September SEC Enforcement Spike: Four Key Areas to Watch
Much like the cliché of a local police force ramping up patrols to meet its quarterly quota of speeding tickets, the Securities and Exchange Commission is yet again closing out its fiscal year with a spike of September enforcement actions. Here are the biggest stories in enforcement actions from the past month.
- Unregistered NFT Crypto Offerings
- The SEC on September 13 announced that it had charged Stoner Cats 2 LLC, the creator of an animated web series, with selling unregistered securities in the form of purported non-fungible tokens (NFTs) that raised approximately $8 million from investors. Stoner Cats agreed to pay a civil penalty of $1 million, destroy all NFTs in its possession or control, and publish notice of the order on its website and social media channels. SEC Commissioners Hester M. Peirce and Mark T. Uyeda issued a statement opposing the action and said the SEC should instead provide “clear guidelines for artists and other creators who want to experiment with NFTs.”
- In a similar case, the SEC on August 28 announced charges against media and entertainment company Impact Theory LLC for raising approximately $30 million from investors through an unregistered offering of crypto asset securities in the form of purported NFTs. Impact Theory agreed to pay more than $6.1 million in disgorgement, interest, and penalties. It also agreed to destroy all the NFTs in its possession or control, publish notice of the order on its websites and social media channels, and eliminate any royalty that it might otherwise receive from future secondary market transactions involving the NFTs. Again, Peirce and Uyeda issued a joint statement dissenting from the SEC’s order.

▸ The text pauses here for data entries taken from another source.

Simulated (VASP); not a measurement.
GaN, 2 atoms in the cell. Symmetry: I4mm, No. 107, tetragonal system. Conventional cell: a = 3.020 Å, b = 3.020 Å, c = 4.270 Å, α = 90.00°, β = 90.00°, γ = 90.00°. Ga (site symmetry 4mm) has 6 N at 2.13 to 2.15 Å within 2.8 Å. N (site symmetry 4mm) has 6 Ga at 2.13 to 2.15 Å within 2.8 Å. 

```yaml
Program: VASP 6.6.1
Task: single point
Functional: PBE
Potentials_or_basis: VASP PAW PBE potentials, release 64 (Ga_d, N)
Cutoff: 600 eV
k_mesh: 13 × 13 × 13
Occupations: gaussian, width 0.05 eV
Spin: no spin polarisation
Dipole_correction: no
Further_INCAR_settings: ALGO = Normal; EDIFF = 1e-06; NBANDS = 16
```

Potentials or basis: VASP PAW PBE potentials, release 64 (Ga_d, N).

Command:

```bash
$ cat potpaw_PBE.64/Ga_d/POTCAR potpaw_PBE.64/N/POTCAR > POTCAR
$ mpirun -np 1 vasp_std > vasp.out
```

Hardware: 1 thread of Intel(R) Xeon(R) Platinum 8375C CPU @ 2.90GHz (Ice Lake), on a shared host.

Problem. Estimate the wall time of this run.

The two cases represent the first enforcement actions against unregistered crypto offerings involving NFTs, and they will likely not be the last. According to analysts from law firm Wilson Sonsini, the SEC’s actions in these cases “strongly suggest” that there could be additional scrutiny of NFTs by the Commission. “Issuers selling these assets should consider whether their design, marketing, tradability, and other features might create an ‘investment contract’ regulated under the federal securities laws,” the analysts wrote.
- Whistleblower Protection Violations
- The SEC announced on September 8 that it charged privately held energy and technology company Monolith Resources LLC with using employee separation agreements that violated its whistleblower protection rules. Monolith settled the charges and agreed to a civil penalty of $225,000.
- Likewise, the SEC announced on September 19 that it had charged commercial real estate services and investment firm CBRE Inc. with using an employee release that violated its whistleblower protection rule. CBRE consented to a cease-and-desist order and agreed to pay a civil penalty of $375,000.
As we have previously written, enforcing violations of whistleblower rules continue to be an SEC priority. And as indicated by the Monolith action, private companies should be on alert that the SEC is focused on compliance by both public and private companies.
- Amended Marketing Rule Enforcement
- The SEC on September 11 announced it had brought charges against nine registered investment advisers for advertising hypothetical performance to the general public on their websites without adopting and/or implementing policies and procedures, in violation of amended Investment Advisers Act Rule 206(4)-1, also known as the marketing rule. The firms consented to cease-and-desist orders and censures. They also agreed not to advertise hypothetical performance without having the requisite policies and procedures and to pay civil penalties ranging from $50,000 to $175,000.
- Previously, on August 21, the SEC had announced charges against FinTech investment adviser Titan Global Capital Management USA LLC for allegedly violating the amended marketing rule by using hypothetical performance metrics in advertisements that were misleading – specifically by advertising “annualized” performance results as high as 2,700% for its Titan Crypto strategy. Titan consented to a cease-and-desist order and censure and agreed to pay a total of $1,042,454 in disgorgement, interest and penalties.
The SEC’s quick crackdown on noncompliance with the marketing rule should be a wake-up call for investment advisers, according to an advisory from law firm Arnold & Porter.
“Given that the Marketing Rule has been in effect for less than a year, it is notable that the SEC has already announced settlements with findings related to failures to comply with the rule,” the advisory said. “This enforcement activity shows that the SEC does not intend to provide the investment management industry with a de facto grace period to adapt to the new rules.”
- Misstatements on ESG Investments
- On September 25, the SEC announced that it had charged Deutsche Bank subsidiary DWS Investment Management Americas Inc. with making misstatements regarding its environmental, social and governance (ESG) investment process. DWS settled the charges by consenting to a cease-and-desist order and censure and agreeing to pay a $19 million penalty.
According to The Wall Street Journal, this is one of the first cases in which the SEC has questioned ESG claims by money managers. Former SEC lawyer Kurt Gottschall told Responsible Investor that more penalties in the “eight-figure range” are likely for ESG violations going forward. The SEC’s action on misstatements comes on the heels of the agency approving a “greenwashing” rule for misleading fund names — an indication that enforcement of deceptive practices will be an SEC priority.
As we head down the home stretch of 2023 and into 2024, the SEC’s enforcement priorities will likely shift once again. But until they do, companies would do well to make sure they are buttoned-up in these four areas, which are squarely in the Commission’s crosshairs.